The Fine Art of Disaggreeing in An Agreeable Way
The purpose of these tips is to make a good relationship better, to help you keep things running well.
Do couples have to agree about all, most, or some issues to have a good relationship?
We know that most problematic issues (69% – see Dr. John Gottman’s research) do not get solved, they get managed. Successful couples “agree to disagree, with out prejudice.
Happy couples are respectful of differences and realize that there way is not the only way. The real issue is: can folks disagree in an agreeable way.
The other day I got really angry at my partner and she got angry at me because of how I responded. (I hate to say it maybe she was right). I though I was justified and she thought I wasn’t. We were both right and we were both wrong. What we needed to do was to:
1. Calm ourselves down
2. Not be righteous (How dare he / How dare he)
3. Realize that the anger wasn’t as important as what we did with it. What we need to do is to let go of our grudges and realize the other person feels as wronged as we do.

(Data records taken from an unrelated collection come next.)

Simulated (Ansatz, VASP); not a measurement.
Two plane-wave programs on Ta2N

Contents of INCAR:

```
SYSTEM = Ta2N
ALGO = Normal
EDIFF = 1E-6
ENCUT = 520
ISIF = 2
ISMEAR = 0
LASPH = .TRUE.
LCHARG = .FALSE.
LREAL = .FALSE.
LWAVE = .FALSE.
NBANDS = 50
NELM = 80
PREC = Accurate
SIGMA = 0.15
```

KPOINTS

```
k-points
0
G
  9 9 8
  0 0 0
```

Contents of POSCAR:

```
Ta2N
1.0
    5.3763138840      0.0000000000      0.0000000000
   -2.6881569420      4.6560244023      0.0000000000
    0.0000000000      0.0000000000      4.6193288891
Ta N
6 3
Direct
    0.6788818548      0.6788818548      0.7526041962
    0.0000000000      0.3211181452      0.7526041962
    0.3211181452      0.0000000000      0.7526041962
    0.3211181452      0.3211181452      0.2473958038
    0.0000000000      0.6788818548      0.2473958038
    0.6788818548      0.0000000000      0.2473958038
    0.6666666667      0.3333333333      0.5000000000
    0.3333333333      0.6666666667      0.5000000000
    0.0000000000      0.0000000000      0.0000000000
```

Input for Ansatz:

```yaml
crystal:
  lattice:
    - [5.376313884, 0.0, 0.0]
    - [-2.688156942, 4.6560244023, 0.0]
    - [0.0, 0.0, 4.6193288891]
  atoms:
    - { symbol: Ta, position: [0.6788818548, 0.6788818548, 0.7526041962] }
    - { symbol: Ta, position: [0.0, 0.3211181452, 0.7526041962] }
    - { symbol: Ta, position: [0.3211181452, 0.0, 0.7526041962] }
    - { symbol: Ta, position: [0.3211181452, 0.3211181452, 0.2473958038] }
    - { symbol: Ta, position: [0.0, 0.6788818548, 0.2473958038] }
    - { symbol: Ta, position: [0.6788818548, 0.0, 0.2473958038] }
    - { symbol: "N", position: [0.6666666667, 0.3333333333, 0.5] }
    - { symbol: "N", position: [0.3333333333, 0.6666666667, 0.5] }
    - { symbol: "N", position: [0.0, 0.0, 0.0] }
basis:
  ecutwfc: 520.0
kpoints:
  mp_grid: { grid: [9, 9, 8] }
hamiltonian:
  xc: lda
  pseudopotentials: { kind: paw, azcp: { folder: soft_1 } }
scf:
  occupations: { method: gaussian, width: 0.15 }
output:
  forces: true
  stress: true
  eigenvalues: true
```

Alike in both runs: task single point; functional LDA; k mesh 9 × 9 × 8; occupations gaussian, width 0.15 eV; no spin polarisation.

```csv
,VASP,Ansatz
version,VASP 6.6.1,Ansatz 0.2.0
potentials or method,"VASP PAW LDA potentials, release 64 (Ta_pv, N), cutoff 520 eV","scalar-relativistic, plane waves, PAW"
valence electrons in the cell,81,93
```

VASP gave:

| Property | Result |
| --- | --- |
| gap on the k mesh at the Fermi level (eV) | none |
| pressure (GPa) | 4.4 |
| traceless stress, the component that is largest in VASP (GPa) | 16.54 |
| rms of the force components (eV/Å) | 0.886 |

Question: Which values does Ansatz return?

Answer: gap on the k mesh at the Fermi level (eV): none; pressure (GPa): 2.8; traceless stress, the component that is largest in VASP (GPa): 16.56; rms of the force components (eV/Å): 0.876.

4. Get back to enjoying and supporting each other
In other words, it’s not the out come of the disagreement, that is who is right and who is wrong, it’s how respectful couples are of each other even when the feel angry at the other person.
My last word on the subject – Even though the 4 step process that I have suggested above in this blog works it’s easier said than done. I know I’ve been there.
My last last words are:
Respect is a powerful tool in getting past an argument.